# Grounding Kit



## Pamay (Feb 21, 2006)

Hi there fellow Nissaners.
I have a few questions and hope that you all can shed some light on it for me. The first relates to grounding kits
1. Do it matter if it is DIY or something like the Sun grounding kit
2. How important are the ground points 
3. Does it matter if its 4awg or 8awg cable

I have a 4awg home made kit which I have mounted at the following points:
The ground point there by the coolant bottle to the head just above the altenator bracket, then from that bolt around the head to the intake manifold (passing by the inject and spark harness), then onto the ground point behind the air filter box and onto the neg lug of the battery. I also ran a cable to the ground on the firewall close to the computer.

This is what I have found from installing this kit, from startup the idling is much more smoother and throttle response is very sharp, use to have a slight delay . I have also found that the audio sounds a bit sharper and crisper(the highs and mids). As for the claims of lights being brighter and windows working faster I cant say yes to those but I can say when at idle turning on lights or working windows I don’t get that little vibration that use to get. Will try to get some pics of the mounting points to post later.

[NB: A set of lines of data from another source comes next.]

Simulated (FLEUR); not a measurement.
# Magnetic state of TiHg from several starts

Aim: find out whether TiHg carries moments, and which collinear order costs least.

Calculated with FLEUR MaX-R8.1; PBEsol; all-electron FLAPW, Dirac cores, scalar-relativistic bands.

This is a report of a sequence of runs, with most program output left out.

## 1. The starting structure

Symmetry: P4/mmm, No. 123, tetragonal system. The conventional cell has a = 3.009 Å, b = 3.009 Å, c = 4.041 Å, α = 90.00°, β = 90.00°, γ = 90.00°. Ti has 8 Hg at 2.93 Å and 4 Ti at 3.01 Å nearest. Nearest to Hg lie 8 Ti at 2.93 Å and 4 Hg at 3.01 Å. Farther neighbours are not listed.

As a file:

Also where can I get the short pipe from manifold to MAF for a QG18DE, either A&E or HotShot don’t want the rest want to keep my airbox in will use K&N replacement filter.


----------



## Pamay (Feb 21, 2006)

So none of you all nissan guys out there have grounding kits on you all cars. its nice to see that a thread that dont have much info on it get no replies here but shit like suspension which is mentioned every day someone would have a reply
come guys we gotta new look site lets keep other nissan guys coming here remember we are not the only forum for good nissan info


----------



## waznme (May 16, 2005)

Pamay said:


> So none of you all nissan guys out there have grounding kits on you all cars. its nice to see that a thread that dont have much info on it get no replies here but shit like suspension which is mentioned every day someone would have a reply
> come guys we gotta new look site lets keep other nissan guys coming here remember we are not the only forum for good nissan info


Whooa, settle down boy. You only had this posted for about 24 hours, on a Friday. Give people a chance to sleep off their hang-over and post something.


----------



## Pamay (Feb 21, 2006)

Dude dont get me wrong but as an avid nissaner i would think something like this would get some response since i nto a regularly mentioned thread. i know they are a few guys who would have read this thread long ago ad would have some great replies for the forum not just me but they just read and carry on
that not what we want on here that what happen on ther forums let cut that out
even if it just a link to another thread its ok but at leat say something ok dudes..............


----------



## B15NewYork (Oct 25, 2005)

^^how many users does this forum have anyway ?


----------



## Pamay (Feb 21, 2006)

ok I have pics of my install. how can i post them now


----------



## Tycar (Dec 13, 2005)

fastest way i know if is to upload the pictures into the gallery then post the link here in a post


----------